Yesterday marked four years since I moved to Europe and started my master’s. I tend to forget these kinds of milestones, but was reminded just a few days ago by one of my best friends, who admirably always seems to be on top of such things (she wrote a wonderful blog post about it).
It’s a bit ironic that I hadn’t realized this was coming up – just last week I wrapped up the latest issue of our graduate program’s newsletter. It’s a celebration of the fifteenth anniversary of the program, and my editorial team and I spent a great deal of time reflecting on the past decade-and-a-half in preparation.
In retrospect, I suppose there was nothing exceptionally momentous about the move itself for me. Compared to some of my fellow students, I hadn’t travelled particularly far, nor was Europe very unfamiliar to me. But the 21st of August 2012 is when I started, as the internet would put it, learning how to adult.
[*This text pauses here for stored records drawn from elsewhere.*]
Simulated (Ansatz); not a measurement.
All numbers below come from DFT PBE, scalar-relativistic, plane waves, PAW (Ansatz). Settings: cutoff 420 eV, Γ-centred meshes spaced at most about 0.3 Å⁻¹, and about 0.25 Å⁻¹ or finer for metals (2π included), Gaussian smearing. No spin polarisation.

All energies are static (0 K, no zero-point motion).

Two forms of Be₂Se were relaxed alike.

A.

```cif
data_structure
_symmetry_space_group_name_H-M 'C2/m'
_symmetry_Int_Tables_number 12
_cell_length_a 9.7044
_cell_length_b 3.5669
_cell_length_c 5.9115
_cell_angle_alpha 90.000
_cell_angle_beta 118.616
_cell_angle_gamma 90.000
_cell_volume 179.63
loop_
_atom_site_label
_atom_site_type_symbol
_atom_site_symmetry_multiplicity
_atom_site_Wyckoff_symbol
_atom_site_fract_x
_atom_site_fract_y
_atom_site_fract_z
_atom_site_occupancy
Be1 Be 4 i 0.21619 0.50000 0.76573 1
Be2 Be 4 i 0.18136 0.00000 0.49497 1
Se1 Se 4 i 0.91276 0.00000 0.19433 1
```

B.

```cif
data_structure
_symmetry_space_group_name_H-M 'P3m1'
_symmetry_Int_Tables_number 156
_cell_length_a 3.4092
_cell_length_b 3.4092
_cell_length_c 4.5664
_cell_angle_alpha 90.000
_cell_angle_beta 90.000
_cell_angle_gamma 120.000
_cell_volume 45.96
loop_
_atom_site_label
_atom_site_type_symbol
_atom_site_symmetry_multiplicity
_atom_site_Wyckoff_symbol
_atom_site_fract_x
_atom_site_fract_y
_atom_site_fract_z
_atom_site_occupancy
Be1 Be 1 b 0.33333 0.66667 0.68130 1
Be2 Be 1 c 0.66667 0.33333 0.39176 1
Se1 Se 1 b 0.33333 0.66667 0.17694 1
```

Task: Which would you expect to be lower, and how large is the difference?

I tell this anecdote all the time, but perhaps it’s worth mentioning one more time. During our master’s program’s orientation week, we were given contracts to sign for the scholarships we were about to receive. They essentially stated that we’re committed to seeing out the whole two years of the program. I stared at that thing for what seemed like an eternity, taking it with me on a walk around the Université Bordeaux Segalen campus.
Two years, I thought – two whole years. That’ll feel like ages – not that I wasn’t going to sign it anyway, it was an incredible opportunity and I knew it. A week and a fourteen-hour train journey later, I was sitting on a bench waiting for the staff to prepare my hostel room. The street, Schönhauser Allee, has since become one of my favourite places in Berlin. I sat there thinking about how the next few years would pan out. I didn’t realize at the time how, like most things in the city, the train whizzing past was paradoxical, an “underground” line running half a dozen metres above street level.
Since then, time has hurried on just like that train – studying in two different cities (three if you count Edinburgh, which, as the initial inspiration for this blog, I definitely do) and simultaneously adapting to both a new career and a life outside my childhood comfort zone.
Almost two years ago, I once again signed a similar piece of paper for my PhD without so much as batting an eyelid.